Since I began my quixotic campaign to uncover Barack Obama's birth certificate, many have asked me about the president's possible motives for hiding it with such tenacity and diligence.
I think there are many plausible motives:
- Perhaps something in that birth certificate, if it indeed exists, would contradict assertions Obama has made about his life's story. These might even involve his true parental heritage. Without a real birth certificate, no one really knows who his parents were. So it is ridiculous even to speculate about whether citizenship could be conferred upon him by his mother, when we don't know for sure who his mother is.
- Perhaps it reveals a foreign birth, as Hawaii allowed for in 1961 while still issuing the "certification of live birth" we have seen posted on his website.
- Or perhaps it will show just what Obama has claimed all along – a birth in Hawaii to two officially non-citizen parents, for the purpose of establishing "natural born citizenship" under the Constitution.
What do I mean by that last possibility?
Well, as you know, in 2008, the Senate of the held hearings to determine if one of the presidential candidates fulfilled the requirement of being a "natural born citizen." It wasn't Barack Obama. It was John McCain, who was born on a U.S. military base overseas to two U.S. citizens.
On April 10 of last year, two senators, both Democrats, Patrick Leahy of Vermont and Claire McCaskill of Missouri, introduced a resolution into upper house expressing a sense of the Senate that McCain was indeed a "natural born citizen."
It's interesting what Leahy had to say on the subject: "Because he was born to American citizens (emphasis added), there is no doubt in my mind that Senator McCain is a natural born citizen. I expect that this will be a unanimous resolution of the U.S. Senate."
And, indeed it was. It was also, interestingly, the only such hearing held by the Congress on the subject of "natural born citizenship" and its application to the 2008 presidential race. Why was that interesting? Because everyone involved in this process knew – or should have known – that the life story told by Barack Obama would raise far more doubts about his eligibility than McCain's.
Notice Leahy did not say one parent citizen would qualify a child for "natural born citizenship." He indicted it would take two to tango.
He did so again at a Judiciary Committee hearing April 3, when he asked then-Homeland Secretary Michael Chertoff, a former federal judge, if he had any doubts about McCain's eligibility to serve as president.

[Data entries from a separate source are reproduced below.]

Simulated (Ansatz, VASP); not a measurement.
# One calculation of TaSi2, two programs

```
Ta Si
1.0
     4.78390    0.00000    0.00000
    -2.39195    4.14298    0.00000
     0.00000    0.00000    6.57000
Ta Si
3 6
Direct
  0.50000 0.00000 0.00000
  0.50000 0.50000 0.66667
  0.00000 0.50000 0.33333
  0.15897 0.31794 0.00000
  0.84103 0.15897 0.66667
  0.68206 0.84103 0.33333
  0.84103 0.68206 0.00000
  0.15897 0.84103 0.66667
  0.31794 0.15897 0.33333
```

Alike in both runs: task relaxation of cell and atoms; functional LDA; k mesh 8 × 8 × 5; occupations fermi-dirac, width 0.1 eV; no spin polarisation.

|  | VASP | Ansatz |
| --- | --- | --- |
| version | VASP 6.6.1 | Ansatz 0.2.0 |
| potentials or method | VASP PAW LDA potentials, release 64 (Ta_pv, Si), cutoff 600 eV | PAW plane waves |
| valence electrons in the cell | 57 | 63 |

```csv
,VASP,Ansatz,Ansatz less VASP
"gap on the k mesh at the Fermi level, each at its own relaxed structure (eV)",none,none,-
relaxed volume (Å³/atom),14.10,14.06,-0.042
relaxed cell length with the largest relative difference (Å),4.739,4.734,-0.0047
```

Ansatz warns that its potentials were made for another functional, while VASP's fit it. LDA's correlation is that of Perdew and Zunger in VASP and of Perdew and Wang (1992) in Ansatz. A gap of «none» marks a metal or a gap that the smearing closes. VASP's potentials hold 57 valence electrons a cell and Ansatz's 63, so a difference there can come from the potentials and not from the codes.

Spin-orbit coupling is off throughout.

"My assumption and my understanding is that if you are born of American parents, you are naturally a natural-born American citizen," Chertoff responded – again underlining the fact that both parents would need to be citizens.
And what did Leahy say to that? "That is mine, too."
By the way, Obama voted for this resolution, so he obviously agrees with the definition of what constitutes a "natural born citizen" – the offspring of two U.S. citizens.